I've finished looking at the implementation but haven't gone through the tests in detail yet.
Really appreciate the concept of a list of strategies that you introduced, since it does simplify the overall logic and allows customization.
My main concern is the complexity of some of the algorithms relative to how the matching was done previously. The previous implementation used the file input if the number of tracks didn't match the album info from Audible. I suspect that trying to perform matches in these cases (e.g, chapter_levenshtein) is hard to debug and may not work properly.
What do you think of restoring that logic and having a simpler default list? So something like:
- source_numbering
- Instead of having a special case for matching on a single file, replace it with a strategy that replaces the info from Audible with the input list if the number of chapters don't match
- natural_sort
Complexity is required for complex cases. The simple fact is that the old method for doing this didn't cope well with the varied track titles that I found and used personally. Simple methods don't work when the data input isn't simple.
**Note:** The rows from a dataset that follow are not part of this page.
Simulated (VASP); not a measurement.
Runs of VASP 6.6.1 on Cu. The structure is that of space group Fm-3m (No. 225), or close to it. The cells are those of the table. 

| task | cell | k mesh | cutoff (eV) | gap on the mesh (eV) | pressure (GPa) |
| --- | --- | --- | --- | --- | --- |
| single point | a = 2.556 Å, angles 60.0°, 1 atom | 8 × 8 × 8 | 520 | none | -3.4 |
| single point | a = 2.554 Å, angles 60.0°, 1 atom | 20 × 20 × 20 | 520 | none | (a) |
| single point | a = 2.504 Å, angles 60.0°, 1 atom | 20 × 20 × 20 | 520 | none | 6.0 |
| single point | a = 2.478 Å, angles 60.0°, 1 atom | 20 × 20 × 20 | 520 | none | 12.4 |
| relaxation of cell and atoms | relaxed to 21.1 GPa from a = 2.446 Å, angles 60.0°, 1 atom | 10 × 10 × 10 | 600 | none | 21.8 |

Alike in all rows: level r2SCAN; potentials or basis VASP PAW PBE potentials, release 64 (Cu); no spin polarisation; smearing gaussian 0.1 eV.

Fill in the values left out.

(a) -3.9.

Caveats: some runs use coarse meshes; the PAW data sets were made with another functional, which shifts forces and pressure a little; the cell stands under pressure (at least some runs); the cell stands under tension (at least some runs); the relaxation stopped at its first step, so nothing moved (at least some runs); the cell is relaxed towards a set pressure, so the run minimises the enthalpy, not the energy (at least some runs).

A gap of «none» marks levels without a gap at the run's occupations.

The previous implementation used the file input if the number of tracks didn't match the album info from Audible.
To address your point, using the file input doesn't always work. It doesn't work when you don't have source numbering, which is a lot of audiobooks in my experience. Even if the number of tracks do match, that's not actually a guarantee that the actual tracks match. Consider the difference between a book with 20 chapters on audible, and a the actual audiobook which has been split into 20 tracks of the same size. There are 20 tracks in both cases, but using the audible method is objectively wrong and won't match the actual book.
The goal of the many different measures is that each person can change the ordering based on what audiobooks they're importing at the time. If you're importing a book that you know Levenshtein will work well at, you can make it the primary method that the plugin uses.
Instead of having a special case for matching on a single file, replace it with a strategy that replaces the info from Audible with the input list if the number of chapters don't match
This is the Levenshtein function, but it is very bad at doing this. Consider that you don't know which chapters match up, because there might not be any ordering. Any numbers in the title are ignored (they're considered in the natural sort) but you don't know which matches to what track from Audible. You don't know if any of them match at all. What the program does is calculate all of the distances from every track in the files to every track from Audible. Then, it matches the closest match with the file and overwrites the title. This isn't actually guaranteed to be a close match. If there's a single letter in common, then the closest match will be that, but it's not guaranteed to be accurate or even relevant.
I suspect that trying to perform matches in these cases (e.g, chapter_levenshtein) is hard to debug and may not work properly.
Your concern over the Levenshtein is a little strange to me. This is the method that was used before. The Levenshtein function is what was used before when you called the track distance function. I just made it explicit so that we could improve on it. It's the last in the list because it's the least effective and most prone to errors. That is the old method.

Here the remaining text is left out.